Are We Ignoring a New Threat From Hezbollah?
Tuesday, December 1, 2009 Lebanon
If I’m reading this right, I think they mean business:
Hezbollah’s chief on Monday announced the group’s new “manifesto,” which calls on all countries to “liberate Jerusalem” and declares the United States a threat to the world.
“American terrorism is the source of every terrorism in the world,” Hassan Nasrallah said in a televised speech from an undisclosed location.
It was his first address since a unity government formed in Lebanon this month, ending a crisis that had left the country with no government since June’s parliamentary elections.
Hezbollah, a political party in Lebanon, is listed as a terrorist organization by the United States and Israel. Nasrallah does not appear in public amid concerns for his safety.
“We invite and call on all Arabs and Muslims and all countries keen on peace and stability in the world to intensify efforts and resources to liberate Jerusalem from Zionist occupation and to maintain its true identity and its Islamic and Christian sanctities,” Nasrallah said.
If by “intensify” he means to use the existing political means available, which is to take the grievance to the United Nations for mediation, fine and dandy. If he means terrorism, well, that’s unacceptable. I’m not familiar with “American terrorism” because, the last time I checked, we were joined in our uniformed efforts to protect millions from Islamic terrorism wherever possible.
The Narrative is the cocktail of half-truths, propaganda and outright lies about America that have taken hold in the Arab-Muslim world since 9/11. Propagated by jihadist Web sites, mosque preachers, Arab intellectuals, satellite news stations and books — and tacitly endorsed by some Arab regimes — this narrative posits that America has declared war on Islam, as part of a grand “American-Crusader-Zionist conspiracy” to keep Muslims down.

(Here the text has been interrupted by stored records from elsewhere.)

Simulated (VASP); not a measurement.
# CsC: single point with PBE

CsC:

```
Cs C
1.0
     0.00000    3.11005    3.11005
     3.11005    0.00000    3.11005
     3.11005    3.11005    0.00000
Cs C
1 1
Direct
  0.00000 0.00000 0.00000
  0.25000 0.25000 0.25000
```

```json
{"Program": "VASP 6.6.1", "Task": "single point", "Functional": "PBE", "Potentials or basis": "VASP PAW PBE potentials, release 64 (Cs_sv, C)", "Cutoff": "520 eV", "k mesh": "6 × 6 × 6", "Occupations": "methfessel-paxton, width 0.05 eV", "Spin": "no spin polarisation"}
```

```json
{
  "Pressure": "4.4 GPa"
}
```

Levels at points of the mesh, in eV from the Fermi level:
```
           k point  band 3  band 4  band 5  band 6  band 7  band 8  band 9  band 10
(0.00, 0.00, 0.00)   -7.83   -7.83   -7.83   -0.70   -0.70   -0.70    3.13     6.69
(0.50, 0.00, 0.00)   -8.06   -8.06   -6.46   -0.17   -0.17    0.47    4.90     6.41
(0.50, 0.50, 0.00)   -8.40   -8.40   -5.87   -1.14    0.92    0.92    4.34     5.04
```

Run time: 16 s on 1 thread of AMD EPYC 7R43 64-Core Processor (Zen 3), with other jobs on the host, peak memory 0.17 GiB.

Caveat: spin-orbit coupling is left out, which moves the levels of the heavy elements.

Yes, after two decades in which U.S. foreign policy has been largely dedicated to rescuing Muslims or trying to help free them from tyranny — in Bosnia, Darfur, Kuwait, Somalia, Lebanon, Kurdistan, post-earthquake Pakistan, post-tsunami Indonesia, Iraq and Afghanistan — a narrative that says America is dedicated to keeping Muslims down is thriving.
Although most of the Muslims being killed today are being killed by jihadist suicide bombers in Pakistan, Iraq, Afghanistan and Indonesia, you’d never know it from listening to their world. The dominant narrative there is that 9/11 was a kind of fraud: America’s unprovoked onslaught on Islam is the real story, and the Muslims are the real victims — of U.S. perfidy.
Have no doubt: we punched a fist into the Arab/Muslim world after 9/11, partly to send a message of deterrence, but primarily to destroy two tyrannical regimes — the Taliban and the Baathists — and to work with Afghans and Iraqis to build a different kind of politics. In the process, we did some stupid and bad things. But for every Abu Ghraib, our soldiers and diplomats perpetrated a million acts of kindness aimed at giving Arabs and Muslims a better chance to succeed with modernity and to elect their own leaders.
The Narrative was concocted by jihadists to obscure that.
It’s working. As a Jordanian-born counterterrorism expert, who asked to remain anonymous, said to me: “This narrative is now omnipresent in Arab and Muslim communities in the region and in migrant communities around the world. These communities are bombarded with this narrative in huge doses and on a daily basis. [It says] the West, and right now mostly the U.S. and Israel, is single-handedly and completely responsible for all the grievances of the Arab and the Muslim worlds. Ironically, the vast majority of the media outlets targeting these communities are Arab-government owned — mostly from the Gulf.”
We are active all over the world in stopping Islamic terrorists from attacking and killing Muslims, and no country can claim to have spent more money and sacrificed more blood than the United States. No country can claim to have done more to reach out diplomatically and economically as well.
The curious thing about organizations like Hezbollah is that they think no one notices what they’re really all about, which is being able to tell everyone what to do and how to live their lives. America exists as the alternative to that, and plenty of Muslims like it just fine that way, and we should be glad to have them here. America has always been a place where people can go to escape oppression, and that should never change.
I think what needs to change is this curious detente we have with Hezbollah. Is this just bluster? Is this just someone appealing to their radical base? If their rhetoric is backed by a real threat to our interests, we need to answer it.